Trump: Jerusalem Embassy To Cost Less Than Half Of $1B Proposal; ‘May Go’ To Innauguration


President Donald Trump said Friday he rejected a plan to spend $1 billion on the new US Embassy in Jerusalem and plans to do it for less than half a million dollars instead.

He said he “may go” to the embassy opening May 14.

At a joint news conference with German Chancellor Angela Merkel, Trump said he had started signing his name to a proposal when he noticed the eye-popping $1 billion figure. He says he called it off.

Trump noted US Ambassador to Israel David Friedman told him it could be done for a mere $150,000, but added he didn’t want to go that low and approved spending $300,000 or $400,000 instead.

The embassy is moving from Tel Aviv. Rather than build a new building, the US is retrofitting a small part of an existing American consular facility so the embassy can open quickly.

Aside from leading the move to recognize Jerusalem as Israel’s capital and move its embassy there, the US has also taken Israel’s stance on Iran—emphasizing the importance of deterring the Islamic Republic away from seeking nuclear capabilities.

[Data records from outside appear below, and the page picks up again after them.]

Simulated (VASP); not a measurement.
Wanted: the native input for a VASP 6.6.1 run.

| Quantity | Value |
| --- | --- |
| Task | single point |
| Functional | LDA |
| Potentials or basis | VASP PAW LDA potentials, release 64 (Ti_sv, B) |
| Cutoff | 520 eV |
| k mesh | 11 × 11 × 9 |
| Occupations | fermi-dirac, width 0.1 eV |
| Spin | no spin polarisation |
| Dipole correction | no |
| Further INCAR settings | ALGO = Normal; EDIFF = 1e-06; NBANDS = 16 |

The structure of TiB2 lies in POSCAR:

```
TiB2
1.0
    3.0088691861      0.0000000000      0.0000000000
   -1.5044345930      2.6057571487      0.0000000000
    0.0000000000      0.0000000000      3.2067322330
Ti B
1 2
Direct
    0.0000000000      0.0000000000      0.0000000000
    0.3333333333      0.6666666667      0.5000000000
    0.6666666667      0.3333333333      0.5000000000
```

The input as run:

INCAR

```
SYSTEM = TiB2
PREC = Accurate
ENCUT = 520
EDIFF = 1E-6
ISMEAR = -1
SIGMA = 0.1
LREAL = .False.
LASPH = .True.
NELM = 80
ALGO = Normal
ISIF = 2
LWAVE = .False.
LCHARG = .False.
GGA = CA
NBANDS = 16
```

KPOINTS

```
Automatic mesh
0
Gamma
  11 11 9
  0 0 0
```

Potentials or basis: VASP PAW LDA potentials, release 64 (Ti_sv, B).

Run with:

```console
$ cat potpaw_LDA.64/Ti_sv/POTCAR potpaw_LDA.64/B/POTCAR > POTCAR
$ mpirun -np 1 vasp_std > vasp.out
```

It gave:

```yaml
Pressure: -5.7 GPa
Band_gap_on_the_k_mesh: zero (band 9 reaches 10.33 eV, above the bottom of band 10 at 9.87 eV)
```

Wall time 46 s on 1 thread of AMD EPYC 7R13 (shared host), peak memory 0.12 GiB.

At the conference, the president was asked if he would use military force to reign in Iran’s nuclear program, if the US drops out of the international nuclear deal with Iran.

Trump said he won’t discuss the use of military force, but he says: “They are not going to be doing nuclear weapons. You can bank on it.”

He then called on NATO allies to increase their defense spending, pressing European nations to spend at least two percent of their GDP on defense—as he has urged since his campaign.